23 August 2005

But, Some Animals Are More Equal Than Others...



Some Stories Count More Than Others

By MARK TRAHANT
SEATTLE POST-INTELLIGENCER EDITORIAL PAGE EDITOR

How do you believe the world was created? Well, I love these stories, the creation stories, and I have heard many told. The world was created with the help of a turtle, a coyote or a raven. People were formed from dust, crawled out from under the earth or dropped from the heavens above. The world was formed in an instant, seven days or millions of years.

The explanations of who we are and how we came to be vary from clan to clan, from language to language, from people to people.

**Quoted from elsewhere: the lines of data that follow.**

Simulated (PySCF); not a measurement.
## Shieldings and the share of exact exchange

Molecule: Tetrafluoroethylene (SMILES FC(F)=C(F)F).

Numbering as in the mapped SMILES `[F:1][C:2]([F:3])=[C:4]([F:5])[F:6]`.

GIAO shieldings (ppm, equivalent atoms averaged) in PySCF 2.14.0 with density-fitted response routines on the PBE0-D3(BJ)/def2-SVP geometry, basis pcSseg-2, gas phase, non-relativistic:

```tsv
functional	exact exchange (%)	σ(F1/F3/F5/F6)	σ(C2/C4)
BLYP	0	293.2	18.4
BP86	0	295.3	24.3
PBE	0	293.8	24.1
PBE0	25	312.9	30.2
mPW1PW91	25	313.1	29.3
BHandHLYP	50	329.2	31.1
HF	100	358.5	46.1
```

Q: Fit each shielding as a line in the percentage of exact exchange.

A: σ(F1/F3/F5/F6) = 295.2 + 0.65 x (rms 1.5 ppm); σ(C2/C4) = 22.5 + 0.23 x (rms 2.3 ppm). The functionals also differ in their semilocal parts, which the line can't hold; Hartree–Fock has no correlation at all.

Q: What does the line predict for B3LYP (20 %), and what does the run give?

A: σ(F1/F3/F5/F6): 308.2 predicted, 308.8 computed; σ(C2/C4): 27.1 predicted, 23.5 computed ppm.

President Bush last week told reporters from Texas that the notion of "intelligent design" should be taught side by side with the theory of evolution. Education, he said, is all about exposing people to ideas. But Bush's side-by-side comparison divides the world into only two camps. There's science and the Judeo-Christian tradition incorporated into what they're calling "intelligent design."

It's too simple to claim this division is only about science versus religion because there are too many variations. Is it all science, even all evolution theory, that's in question? Or just parts? And, at the other end of the spectrum, is it all religion? Or just the creation stories from the literal truth of the Bible? To be blunt: Do we as a country value only Christian stories?

There are practical applications to these questions. Congress enacted the Native American Graves Protection and Repatriation Act in 1990. This law gave specific rights to lineal descendants, Native Americans and Native Hawaiians to human remains, sacred objects buried next to those remains and other culturally significant material. The reason for the law was gruesome science: Army doctors collected Indian "specimens" shortly after battles and the bodies were sent to museums for study. We even had a president -- Thomas Jefferson -- who participated in grave robbing. All told, the federal government, museums and other educational institutions had amassed between 100,000 and 200,000 American Indian remains for study.

The 1990 law was the country concluding that its past behavior was immoral.

"In the past 15 years, museums and federal agencies have announced their willingness to repatriate the remains of 31,093 individuals," Paul Hoffman, deputy assistant secretary of the Interior Department, said at a Senate hearing last week. "Another 111,000 human remains were listed as 'culturally unidentifiable.' "

That brings us to the skeletal remains found near Kennewick. The U.S. 9th Circuit Court of Appeals ruled that there must be a "significant relationship" to an existing tribe and the relationship must go "beyond features common to all humanity."

That ruling led Sen. John McCain, R-Ariz., to sponsor legislation that would clarify in law the assumption that the human remains were ancient tribal people (unless it was proven not to be the case).

"If you pass the proposed amendment, you will forever block the study of ancient people who have no relationship to living Amerindians," according to testimony of Paula Barran and Alan Schneider of the Portland-based, "Friends of America's Past."

"Please do not steal the past. It belongs to the scholars of today and the scholars of tomorrow, and to all people everywhere," Barran and Schneider said.

That's it. This is the essence, the legend that scholars own the past. It belongs to them.

This time the Bush administration sided with the scientists -- tribal creation stories aren't equal with the ones from the Bible.

But in a funny way: The science-versus-religion argument takes on a new dimension in this particular case because science has its own theology, a fundamental, literal interpretation of the world. The scientists and lawyers who argue for complete control over ancient human remains assume that tribal people have nothing to add to scientific discourse.

Remember the 111,000 "unidentifiable" human remains?

Those unknown American Indian dead likely could be identified if museums, scientists and tribes would work together, said Walter Echo-Hawk of the Native American Rights Fund. "However, that opportunity may never arise if those dead are excluded from consultation ... " because the law does not directly apply to them.

Without McCain's proposed amendment, museums would be free to make "unilateral determinations" about a culturally unidentifiable human remain.

It's important to remember that the record of science is awful. I remember interviewing a Northern Cheyenne historian some years ago who told me about walking into a museum warehouse looking for a sacred object from his clan. He described what it was like when he realized that he was surrounded by thousands of boxes of human remains, people buried in a government warehouse. His relatives were there, too.

The repatriation of ancestoral remains is not about science versus religion to me. It's about respect for living people who have the right to determine that their relations are treated with human dignity. But respect remains an illusion when even now the government and museums warehouse tens of thousands of human remains.

How do you believe the world was created? Your answer might not matter, because in America some stories count more than others.